I have a book at home that I read a lot but I don’t think I’ve ever started at the beginning. I certainly haven’t finished it even though I’ve had it for years and it is well worn. It doesn’t matter which page I read and it’s a book where yesterday follows today.
Yes, a dictionary.
For both teachers and children a dictionary is one of the most important books you can own and having one that you like and get on with helps you improve your vocabulary, pronunciation and grammar.
When I say ‘get on with’, I mean a dictionary I feel comfortable with. I have a few dictionaries that aren’t user friendly and I just haven’t warmed to them. I have one that I particularly like though and it fits me like an old pair of comfy shoes.
I taught at a school once where some new dictionaries suddenly appeared in every classroom. The literacy coordinator had bought some but it was the first we knew about it.
The thing was, the dictionaries weren’t a good fit and children didn’t like them. None of the teachers did either. They were more suited to secondary students and they were really only used by Y6.
It was like giving Lord of the Rings to a 6 year old and was an expensive lesson in making sure that you consult pupils and staff first and trial a few before you buy in bulk.

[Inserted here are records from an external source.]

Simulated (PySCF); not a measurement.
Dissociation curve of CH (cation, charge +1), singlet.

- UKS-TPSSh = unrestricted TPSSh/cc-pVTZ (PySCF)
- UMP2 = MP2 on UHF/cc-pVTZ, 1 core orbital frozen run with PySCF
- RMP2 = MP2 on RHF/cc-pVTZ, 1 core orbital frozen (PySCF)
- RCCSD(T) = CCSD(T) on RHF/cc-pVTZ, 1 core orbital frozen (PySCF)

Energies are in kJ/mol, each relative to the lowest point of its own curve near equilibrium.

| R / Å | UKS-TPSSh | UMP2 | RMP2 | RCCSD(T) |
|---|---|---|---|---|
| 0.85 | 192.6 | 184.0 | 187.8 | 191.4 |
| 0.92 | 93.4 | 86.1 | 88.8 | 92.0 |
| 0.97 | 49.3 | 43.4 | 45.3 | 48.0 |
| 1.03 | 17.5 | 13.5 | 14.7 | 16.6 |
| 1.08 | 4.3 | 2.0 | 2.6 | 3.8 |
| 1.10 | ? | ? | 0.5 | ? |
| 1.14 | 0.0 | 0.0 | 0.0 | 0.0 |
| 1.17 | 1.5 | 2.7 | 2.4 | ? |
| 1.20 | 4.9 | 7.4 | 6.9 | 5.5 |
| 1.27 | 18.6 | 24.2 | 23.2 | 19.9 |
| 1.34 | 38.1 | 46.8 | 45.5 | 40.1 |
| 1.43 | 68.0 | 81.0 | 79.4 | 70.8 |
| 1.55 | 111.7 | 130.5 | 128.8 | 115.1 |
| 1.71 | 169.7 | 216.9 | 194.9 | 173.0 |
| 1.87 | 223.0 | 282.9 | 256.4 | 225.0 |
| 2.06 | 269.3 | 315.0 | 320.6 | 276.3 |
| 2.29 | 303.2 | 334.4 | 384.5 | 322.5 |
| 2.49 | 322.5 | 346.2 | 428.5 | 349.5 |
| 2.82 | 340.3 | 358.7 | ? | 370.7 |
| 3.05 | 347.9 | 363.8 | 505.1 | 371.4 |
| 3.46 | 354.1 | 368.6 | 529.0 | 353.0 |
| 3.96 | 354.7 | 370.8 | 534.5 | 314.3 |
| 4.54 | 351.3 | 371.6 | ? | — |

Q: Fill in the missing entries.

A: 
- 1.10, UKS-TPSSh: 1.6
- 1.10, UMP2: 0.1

One dictionary written for children that you should definitely test out comes from Schofield and Sims. This is a dictionary that provides simple but highly specific definitions with easy and accessible language and yes, it is suitable for primary classrooms although it would be suitable for above KS2.
Five years in the making, it contains over 75,000 words, definitions and examples and it is one of the first new English dictionaries of the twenty-first century.
It contains lots of contemporary real-world words (such as chillax, phablet and selfie) as well as older authentic words (like dell and tidings) found in children’s classics, explores words they use at school and very importantly the vocabulary of National Curriculum subjects.
The dictionary also attaches great importance to explaining letter shape origins, word origins and the cultural factors that have shaped the English language. These and other special features are clearly displayed in around 3000 information panels. Common American words are also identified and defined.
Looking at a typical page you will find ‘origin’ panels at the start of each new letter of the alphabet providing information on the history of the shape of the letter. The words thereafter are presented in black and green for contrast. The words in black are headwords followed by their precise definitions and the green text provides examples.
Clearly children will benefit most from a dictionary that is written with their development in mind and so the language used in Schofield and Sims is tailored like a Saville Row suit; it is easy to read, stimulating and friendly.
It is not technical or out of reach but within the comfort zone of most primary children with a really well thought out focus on lucidity and practicality.
A good children’s dictionary not only provides the meanings of words but also offers contextualised and meaningful examples to use the words and this dictionary does just that.
Boundless care has been taken to ensure that definitions include enough exact information for children to understand what a word means. It can often be difficult to choose the right word to use in the right context, however, this dictionary points out how to use words with similar meanings correctly.
There are guide words in the top outside corners, interesting culture note panels containing fascinating facts, synonym and antonyms are included throughout, and important suffixes and prefixes are given as headwords.
You will also find cross-references and language extra panels proving information on alternative spellings and word forms, different ways of using a word, grammar, common errors and other key points to remember. A couple of pages at the end of the book are devoted to parts of speech and punctuation.
The only real reservation I have is about the sheer size and weight of the dictionary. It’s big, bigger than some children in Reception and you might need a forklift truck to hand them out as they will be too cumbersome for children to do by themselves.
This said, you get an awful lot of dictionary for your money at only £20 making it one of the best value dictionaries available. Some users will miss illustrations and pictures though as this dictionary is text only.
For me a good dictionary tells you how words are spelt, how they are pronounced, gives different meanings of words, provides examples in different contexts, gives the plurals of nouns, tells you whether a noun is countable or not, gives synonyms and antonyms, and gives words derived from the same root or family.
It also gives comparative and superlative forms of adjectives, gives the past tense and participle forms of verbs, tells you the origin of words and the meanings of useful phrases and tells you whether a certain word is a slang word, a formal word, archaic word or colloquial expression. This dictionary does.
This is a reliable and clearly organised curriculum friendly dictionary that is up to date and full of extras not found elsewhere.
It’s the sort of dictionary that thankfully doesn’t contain the traditional stuffy ‘dictionaryese’ but uses fresh and dynamic age appropriate language children will understand.
This dictionary stands out from the competition and I would confidently recommend using it for expanding children’s vocabulary and improving their reading, writing and spelling skills. One thing is for sure, children won’t be lost for words.